Fergus Feehily’sworks each contain a multitude of formats and provisional marks, like a coy how-to “masterclass” of contemporary painterly strategies. Often concealing or uncovering previous gestures, and often deceptively placid in palette, his paintings entertain the pleasure of dissonance, and the evidence of reward available to a viewer upon concentrated looking. Emilia Wang draws on makeshift materials and languages of craft and decoration in plays of opacity and transparency, strategies suggesting a private interior world brushing up against external forms, neither fully sealed off from the other. In her pocket-sized assemblages, found containers are adorned with dollar-store miscellany, femme accessories, and personal effects that riff on high production and modernist form. Inserting her passport photo, or twee items like multicolored toy balls into otherwise banal vessels, Wang subverts what is deemed important, questioning the emotional and metaphysical weight our ubiquitous forms are asked to hold.

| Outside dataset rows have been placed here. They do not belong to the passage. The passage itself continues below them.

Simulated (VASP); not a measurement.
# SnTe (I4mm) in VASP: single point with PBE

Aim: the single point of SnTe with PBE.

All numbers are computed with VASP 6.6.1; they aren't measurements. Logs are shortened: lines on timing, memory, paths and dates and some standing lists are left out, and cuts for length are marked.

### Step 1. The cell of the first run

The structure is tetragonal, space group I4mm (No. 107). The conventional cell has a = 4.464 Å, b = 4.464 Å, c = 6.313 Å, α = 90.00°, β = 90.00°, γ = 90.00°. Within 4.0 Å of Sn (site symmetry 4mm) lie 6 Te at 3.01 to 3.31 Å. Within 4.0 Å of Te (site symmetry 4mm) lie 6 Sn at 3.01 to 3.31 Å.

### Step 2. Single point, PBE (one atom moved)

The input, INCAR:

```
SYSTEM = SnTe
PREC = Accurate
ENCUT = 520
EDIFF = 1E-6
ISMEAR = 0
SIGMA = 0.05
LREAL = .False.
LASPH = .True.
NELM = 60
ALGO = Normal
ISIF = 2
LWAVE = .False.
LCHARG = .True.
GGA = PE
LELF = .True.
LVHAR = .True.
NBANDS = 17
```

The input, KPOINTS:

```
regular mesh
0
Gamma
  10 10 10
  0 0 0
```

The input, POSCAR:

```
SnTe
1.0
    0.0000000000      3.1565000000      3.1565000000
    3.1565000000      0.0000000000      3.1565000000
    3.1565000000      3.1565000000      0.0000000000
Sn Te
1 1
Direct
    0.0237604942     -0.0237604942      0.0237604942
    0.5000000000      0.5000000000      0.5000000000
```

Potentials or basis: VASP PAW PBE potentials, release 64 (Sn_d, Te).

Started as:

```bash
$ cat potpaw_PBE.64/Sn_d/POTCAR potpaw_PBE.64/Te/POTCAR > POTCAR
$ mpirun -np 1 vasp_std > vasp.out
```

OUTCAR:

Jookyung Lee attends to the ordinary through film photography, capturing moments of circumstance. Located in the instinctive, nonverbal language of the medium, Lee’s gaze suggests the flow, friction, and haze of the everyday. Moving across private and public spaces, his work quietly observes the tonal ambiguities that shape lived experience. His modest titles mirror this openness, initiating the viewer into his concept of “Everyday Gravity,” an imprint left by the act of existing. Wantanee Siripattananuntakul’s installation, sound, sculpture, and text-based works engage interspecies perception and relational forms of awareness, developed through long-term collaboration with the African Grey parrot, Beuys. Working across shared time and attention unsettles assumptions about authorship, intelligence, and communication, opening toward forms of agency that are not organised around human intention. Rather than treating perception as something belonging to a subject, her practice situates life within conditions such as gravity, atmosphere, terrain, and time, through which movement and orientation take form.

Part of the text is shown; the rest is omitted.